Hopping into the brewery business

A. Sue Weisler

Mary Orth, a new media interactive development major, hopes to open her own bistro and brewery one day.

Mary Orth’s happily-ever-after means running a bistro and brewery in Colorado.

That’s why when the owner of a Rochester microbrewery and restaurant visited her Beers of the World class, the fourth-year new media interactive development major jumped at the opportunity to inquire about co-op possibilities.

John Urlaub, owner of Rohrbach Brewing Co., was impressed with Orth’s résumé. He offered her the job during finals week of winter quarter—even though the company doesn’t have a formal co-op program. She accepted and withdrew from spring quarter classes.

Orth worked in all aspects of the business. She redesigned a sales sheet, produced interactive components for the company’s website, worked on marketing copy, went on sales calls and managed the brewery’s tasting room.

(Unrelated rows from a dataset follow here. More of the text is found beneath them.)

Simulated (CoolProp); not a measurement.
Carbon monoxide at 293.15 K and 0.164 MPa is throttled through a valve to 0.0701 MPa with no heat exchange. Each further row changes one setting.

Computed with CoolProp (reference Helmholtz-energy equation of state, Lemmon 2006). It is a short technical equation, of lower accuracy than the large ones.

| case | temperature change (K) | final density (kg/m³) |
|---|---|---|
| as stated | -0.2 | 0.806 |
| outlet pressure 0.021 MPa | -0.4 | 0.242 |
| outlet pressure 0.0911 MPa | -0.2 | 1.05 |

“We knew we had a few projects that we didn’t have time to do and thought she could handle them,” Urlaub says, adding that Orth took the initiative to make the co-op her own. “She has done a great job.”

She had communication and marketing experience from her first co-op at Cornell Cooperative Extension in her hometown of Owego, N.Y. This summer, she worked at Vanguard in Philadelphia for her third co-op.

She’ll graduate next May with nonprofit, small business and corporation experience, which she says will give her a perspective of the options available for full-time work.

“Before I take the leap into opening up my own brewery and restaurant, I got to see how he has done it,” she says. “I’ve learned so much—so much more than what I could learn in classes.”